The most important technological innovation in the history of summer camp was the one that made camp possible: the railroad. Before the railroad, there was no efficient way to move large numbers of campers from the cities to remote mountain summer camps. With it, the iconic experience of camp began.

By the 1960s, as cars took over from trains as the most important means of transportation, the age of the camp train was replaced by the ritual of riding busses or of campers being dropped off by car.

Technology found its way into camp throughout the twentieth century. Electricity proved to be safer in tents and cabins than candles or lanterns. External- framed backpacks, down sleeping bags, portable stoves, and free-standing exoskeleton and dome tents meant that campers hiking in the White Mountains did so with greater ease, comfort, and safety. Technological innovations also introduced entirely new types of adventure activities into the summer camp experience, like ropes courses.

The digital age has brought its own waves of technology to the world of summer camps, even as camps are promoted as a means for campers to unplug from society. In addition to hand-held radios, camp staff use cell phones to text messages between the camp office and groups in the field. Smartphones allow for instructors to have realtime Doppler radar information as they decide whether or not to begin a ropes course or head.

Online portals allow parents to send messages to their children, while also viewing daily photos from camp. Parents also have the opportunity to order mugs or mouse pads with the image of their child at archery practice the day after that child first took up the bow. The primary way camps promote themselves today is through exciting and interactive websites, complete with embedded videos that highlight the advantages of a summer spent away from technology.
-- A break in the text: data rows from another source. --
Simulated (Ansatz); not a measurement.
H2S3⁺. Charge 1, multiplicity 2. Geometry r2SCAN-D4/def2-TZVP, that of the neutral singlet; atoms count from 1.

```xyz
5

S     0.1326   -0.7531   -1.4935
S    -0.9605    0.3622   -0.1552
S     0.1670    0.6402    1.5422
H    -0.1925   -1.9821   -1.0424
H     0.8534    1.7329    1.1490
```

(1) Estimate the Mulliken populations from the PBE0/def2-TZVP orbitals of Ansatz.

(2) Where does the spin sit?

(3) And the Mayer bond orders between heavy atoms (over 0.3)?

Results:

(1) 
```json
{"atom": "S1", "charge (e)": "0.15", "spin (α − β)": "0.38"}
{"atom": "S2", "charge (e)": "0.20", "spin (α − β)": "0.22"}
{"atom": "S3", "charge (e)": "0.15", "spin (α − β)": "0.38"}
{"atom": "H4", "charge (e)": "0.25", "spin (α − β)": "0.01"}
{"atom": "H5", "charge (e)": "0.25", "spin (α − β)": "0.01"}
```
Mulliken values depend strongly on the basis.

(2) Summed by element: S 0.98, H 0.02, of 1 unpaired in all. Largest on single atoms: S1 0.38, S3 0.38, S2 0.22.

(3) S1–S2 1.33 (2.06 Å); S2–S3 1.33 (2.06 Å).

The experience of leaving home and family in the city to discover a new home and family in the forest at summer camp has become one of the most iconic experiences of American childhood. For over a century, children have spent their summers living in cabins, singing songs around campfires, practicing arts and crafts, building strong relationships, and connecting to the natural world.

Although the idea of summer camp was born in the nineteenth century, it still maintains a strong twenty-first century appeal. In 2015, over five million children went to summer camp in the United States and 82% of camps reported that enrollment was either steady or rising.

Few Americans are now concerned about the deleterious impact of the railroad on American youth, but fears for children still abound regarding too much screen time and too little time outdoors, which has led to the widespread popularity of groups like the Children in Nature Movement.

With all of the social and technological changes that have transformed America from the nineteenth century into the twenty-first, summer camp has maintained a unique role in our culture. That role is as vital today as it was when Ernest Balch founded Camp Chocorua, or when Alcott Farrar Elwell wrote of camp in 1925:


 

School books are closed, social qualities should dwindle, and the out-door be teacher. The child has placed his finger on the pulse of life that throbs in the little wood-folk as lustily as it does in his own comrades. The birds sing above him, the stars shine at night, the wind rustles the treetops as it goes murmuring through the forest. All weave into the imagination of the child, yet it must be linked into meaning by the guidance of mature minds. It cannot be emphasized too often that camp can never be an escape from present day life – if it is to be worthy. It is preparation for life, teaching how to find peace and understanding in order to play the game of life better in the surroundings in which modern man finds himself.